Highways – Highway maintainable at public expense – Path – Section 36(2)(a) of Highways Act 1980 – Public path made to provide access to and across park amenities – Appellant tripping over tree root on path – Whether footpath maintainable at public expense – Whether breach of statutory duty under section 41 of 1980 Act – Appeal allowed – Cross-appeal dismissed

The appellant appealed from a decision of a county court judge whereby he held, after a trial on liability, that a public path in Abram Park, Wigan, was not a highway maintainable at the public expense within the meaning of section 36(2)(a) of the Highways Act 1980. As a result, the appellant, who tripped on an exposed tree root on the path, had no cause of action against the respondent council and her claim for damages failed. Had the path been such a highway, the respondent would have owed her a duty to maintain it pursuant to section 41 of the 1980 Act. It was found by the judge, and common ground on the appeal, that the path was in a dangerous or defective condition.

The land used to develop the park had been purchased in November 1920 by the predecessor in title to the respondent with the intention of constructing a public park. The park was constructed some time in the early 1930s and the path was present before 1959. The path had been made in order to provide access to and across the amenities built within the park, and while the public at large might have enjoyed unfettered access, the judge stated that he could not conclude or infer that there was an intention to dedicate the path as or part of a highway as at the time of its construction. The judge held that the path became a highway by reason of at least 20 years’ usage pursuant to section 31 of the Act.

The appellant contended that section 36(2)(a) did not require proof of intent to create a highway at the time of construction, and that it was enough that (i) the path was constructed; (ii) at the time of the accident it had become a highway; and (iii) it had been constructed by a highway authority. The respondent cross-appealed against a finding that section 36(2)(a) could apply to highways constructed before the 1980 Act came into force.

Held: The appeal was allowed. The cross-appeal was dismissed.

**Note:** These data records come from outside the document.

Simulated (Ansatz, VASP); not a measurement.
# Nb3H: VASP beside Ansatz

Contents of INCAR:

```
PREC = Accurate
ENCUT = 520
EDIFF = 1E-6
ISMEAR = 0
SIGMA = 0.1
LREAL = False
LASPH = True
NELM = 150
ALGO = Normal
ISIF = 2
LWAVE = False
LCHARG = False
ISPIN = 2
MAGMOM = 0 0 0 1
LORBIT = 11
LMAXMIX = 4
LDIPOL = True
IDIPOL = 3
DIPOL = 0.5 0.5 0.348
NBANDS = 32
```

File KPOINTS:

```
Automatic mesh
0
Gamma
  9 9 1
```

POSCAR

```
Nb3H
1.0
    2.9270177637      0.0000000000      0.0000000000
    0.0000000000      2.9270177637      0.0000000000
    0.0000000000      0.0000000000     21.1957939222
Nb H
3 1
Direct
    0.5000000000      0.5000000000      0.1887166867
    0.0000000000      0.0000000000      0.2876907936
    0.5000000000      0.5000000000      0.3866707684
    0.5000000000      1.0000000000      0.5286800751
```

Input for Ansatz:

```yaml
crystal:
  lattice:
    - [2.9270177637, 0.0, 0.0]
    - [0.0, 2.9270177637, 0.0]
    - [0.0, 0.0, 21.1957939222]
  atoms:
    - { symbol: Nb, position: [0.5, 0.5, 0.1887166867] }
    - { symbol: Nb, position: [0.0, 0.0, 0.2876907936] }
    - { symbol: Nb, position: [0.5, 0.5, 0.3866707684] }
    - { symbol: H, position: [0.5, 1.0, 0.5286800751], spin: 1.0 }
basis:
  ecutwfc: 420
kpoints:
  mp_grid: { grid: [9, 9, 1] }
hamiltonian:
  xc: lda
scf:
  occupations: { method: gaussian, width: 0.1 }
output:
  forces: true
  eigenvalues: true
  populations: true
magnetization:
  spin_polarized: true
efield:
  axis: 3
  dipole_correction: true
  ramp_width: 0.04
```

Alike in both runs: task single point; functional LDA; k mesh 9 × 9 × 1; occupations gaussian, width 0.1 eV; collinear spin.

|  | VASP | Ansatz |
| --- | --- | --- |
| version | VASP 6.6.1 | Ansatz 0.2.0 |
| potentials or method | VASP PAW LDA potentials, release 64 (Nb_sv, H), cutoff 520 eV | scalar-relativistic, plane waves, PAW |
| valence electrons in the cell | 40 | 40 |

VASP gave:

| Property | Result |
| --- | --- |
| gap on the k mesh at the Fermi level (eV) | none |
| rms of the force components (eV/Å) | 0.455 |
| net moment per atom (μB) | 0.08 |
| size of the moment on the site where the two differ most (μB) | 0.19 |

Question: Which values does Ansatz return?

(1) It was common ground that the path had the attribute of a highway to the extent that the public had the right of passage and repassage along it, and not simply as invitees or licensees. However, in addition, it had also to be dedicated as such, either expressly or impliedly, in the sense of being presumed by long usage. The construction placed upon section 36(2)(a) by the judge in effect was that the only kind of dedication which would be compliant with it was an express dedication at the time when the highway was first created. The problem with that was that if a highway authority created a relevant public way but did not dedicate it as a highway for, say, six months, it would fall outside section 36(2)(a). There would be no duty to maintain under section 41. The appellant’s alternative interpretation did not do violence to the language of section 36(2)(a). The fact that the path only became a highway later did not mean that it was not constructed by the relevant highway authority. There was no reason in statutory language, principle or case law that the path could not fall under section 36(2)(a) because it only became a highway after long usage and was not constructed as such at the outset: McGeown v Northern Ireland Housing Executive [1995] 1 AC 233 and Young v Merthyr Tydfil [2009] PIQR 23 considered.

(2) If it was necessary always to ensure that the local authority which constructed the relevant highway had been acting as highway authority at the time, as the respondent contended, that might not always be an easy task. Moreover, there would not always be a distinction between the local authority acting in two different particular capacities (ie housing and highway) but rather one between a particular capacity (highway) and the local authority’s general capacity as creating amenities on land which it owned. Any investigation into the particular “hat” which the local authority was wearing at the time was susceptible to uncertainty and arbitrariness insofar as the result might depend on which particular department was handling that particular matter. One should take the usual approach, which was to identify the relevant legal entity and not attempt to look behind it. Provided the relevant local authority at the time was, among other things, a highway authority, then that was sufficient for its construction of the way to attract the operation of section 36(2)(a). There was no reason of language or logic for an additional “capacity” requirement: Gulliksen v Pembrokeshire County Council [2002] 3 EGLR 9 considered.

(3) On the cross-appeal, the respondent argued that section 36(2)(a) could only operate prospectively in the sense that it could only apply to highways constructed after the Act came into force. However, the present case was not an example of true retrospectivity where, for example, an event which had already taken place, lawful at the time, was now deemed to be unlawful. Compare the position here: there would be no liability until and unless there had been a failure to maintain the highway causing loss at some point subsequent to the commencement of the Act. The fact that the highway itself might have been constructed at an earlier stage did not amount to the imposition of a retrospective liability. Further, in contrast to section 38(2)(b) of the Highways Act 1959, which was in substance the same as section 36(2)(a), there was no express limitation within section36(2)(a) to highways created after the commencement of the Act. Nor was there any basis for implying such a limitation: Wilson v First County Trust [2004] 1 AC 816 considered.

(4) Accordingly, section 36(2)(a) applied. As it appeared to be common ground that if section 36(2)(a) applied then there had been a failure to maintain and the appellant succeeded on liability, the case had to be remitted on the question of contributory negligence and quantum.

Matthew White (instructed by Active Legal Solicitors of Sutton Coldfield) appeared for the appellant; Simon Vaughan (instructed by Forbes Solicitors of Manchester) appeared for the respondent.